From the back window of her north Atlanta home, Beth Hamilton can see Bolton Academy.
It is where she walks her two children, first- and third-graders, to school every day, without fear that they will be rezoned to another school, that their neighborhood would be split up or the academic programs would change.
Hamilton knows that’s not always the case for many parents. Metro Atlanta’s school systems face shifting student populations, which has prompted redistrcting plans for schools, which in turn have prompted public outcry across the region.

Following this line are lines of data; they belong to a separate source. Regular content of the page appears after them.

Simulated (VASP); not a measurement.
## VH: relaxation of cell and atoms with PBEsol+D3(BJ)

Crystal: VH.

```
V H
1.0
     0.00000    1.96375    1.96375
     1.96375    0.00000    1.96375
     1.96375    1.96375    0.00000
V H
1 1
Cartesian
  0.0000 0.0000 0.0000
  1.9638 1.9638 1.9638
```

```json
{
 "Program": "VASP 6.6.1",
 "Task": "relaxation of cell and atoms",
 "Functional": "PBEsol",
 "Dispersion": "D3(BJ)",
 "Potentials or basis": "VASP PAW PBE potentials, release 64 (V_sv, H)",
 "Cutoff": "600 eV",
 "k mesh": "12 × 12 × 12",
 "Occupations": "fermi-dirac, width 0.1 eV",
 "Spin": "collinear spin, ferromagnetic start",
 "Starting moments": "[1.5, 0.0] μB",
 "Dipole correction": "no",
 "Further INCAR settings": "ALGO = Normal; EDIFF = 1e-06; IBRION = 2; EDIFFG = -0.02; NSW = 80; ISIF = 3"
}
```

“We are very fortunate,” said Hamilton, the former PTA president of Bolton. “Nobody likes changes, but when [Atlanta Public Schools Superintendent Erroll] Davis came out with his recommendations, we were thrilled. Now we can continue to work together. We have everything to offer here.”
Last week, Davis released his systemwide recommendations to rezone the city’s boundaries — the first time it has been done in more than a decade — to relieve schools that are overcrowded and close those with low enrollments. APS has enough seats to serve 62,500 students but has roughly 49,000 enrolled.
Under the latest proposal, North Atlanta and the Buckhead area remained pretty much intact, while other parts of the city will soon prepare for major shifts. The decision appears to be a major victory for the area steeped in money, power and influence. Some see the plan as the system buckling to that pressure. Others think the area — albeit overcrowded — what all Atlanta schools should want to be.
Buckhead has the type of “stable cluster” he wants to establish throughout the system, Davis said, with a collection of schools that seamlessly serve students from preschool through graduation without a drop-off in quality.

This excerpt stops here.